However, I think that the paper needs improvement in several aspects, both in general terms and some specific aspects.
The following general aspects need clarification / improvement / discussion:
- The authors follow a rather teleological approach when interpreting their results. This means they imply that plants induce changes in specific traits on purpose. Examples can be found throughout the paper, especially in the sections with the following headers: “Physiological adaptions toward foliar uptake” (l. 290), “Plant strategies for foliar mineral nutrient uptake” (l.337). I have some doubts about such postulates. First, evolution doesn’t follow a plan, and plants are unable to directly, deliberately “adapt” to their environment. They don’t have a “strategy”. Rather, certain plant traits happen to offer some advantages under specific conditions and are therefore selected during evolution. Second, in the present case, the cultivar showing improved nutrient uptake is the product of plant breeding, i.e. human intervention. This excludes that the plants themselves “adapted” or developed “strategies” to benefit from dust deposition. This obviously was the result of coincidence.

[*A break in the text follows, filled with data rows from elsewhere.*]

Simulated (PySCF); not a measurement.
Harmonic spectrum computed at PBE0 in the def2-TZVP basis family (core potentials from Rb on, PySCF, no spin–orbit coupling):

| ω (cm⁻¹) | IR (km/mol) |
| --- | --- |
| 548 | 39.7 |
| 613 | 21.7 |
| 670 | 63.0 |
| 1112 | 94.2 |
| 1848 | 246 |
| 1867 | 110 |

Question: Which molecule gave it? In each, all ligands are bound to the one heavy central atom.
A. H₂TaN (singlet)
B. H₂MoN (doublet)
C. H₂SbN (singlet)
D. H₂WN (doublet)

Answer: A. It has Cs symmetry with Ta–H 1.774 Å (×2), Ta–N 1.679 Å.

- The plants were treated with rather high dust doses. The amount of dust was higher than the final dry mass of plants, and the image in Fig. 1 illustrates that dust coverage was extreme. The authors mention that the dust coverage represents the average natural dust deposition in southern Israel during the entire growth period (l. 158/159). It is furthermore not clear whether the entire average deposition per m2 was applied to a single plant or planting density was considered and values were corrected for the area covered by an individual plant. In any case, the relevance of this approach needs more attention and should be further discussed in the paper. Shading effects should also be discussed in more detail. The authors briefly refer to effects on photosynthesis. Light stress due to high light intensities, which can be expected in this region, may negatively affect plants and dust coverage could thus be beneficial. In this context: the conditions in the greenhouse (temperature and humidity regimes, light) should be given.
- Some conclusions are too general and not justified by the presented results. In l.440/441 it is stated that “[…] we showed here that dust nutrient uptake via the foliar pathway in chickpea plants plays a major role in their nutrition”. This implies that this is the case for all chickpea plants, wherever they grow worldwide. Please keep in mind that you conducted (i) only one experiment (ii) under rather artificial conditions (pot experiment, greenhouse, rather (unnaturally?) high dust doses) and (iii) foliar uptake was only relevant for one specific cultivar. Later (l. 452/453) you conclude that “[…] foliar nutrient uptake from natural dust will play a central role in eCO2 earth […]. Again, I think that is a strong overinterpretation of your results for the above reasons.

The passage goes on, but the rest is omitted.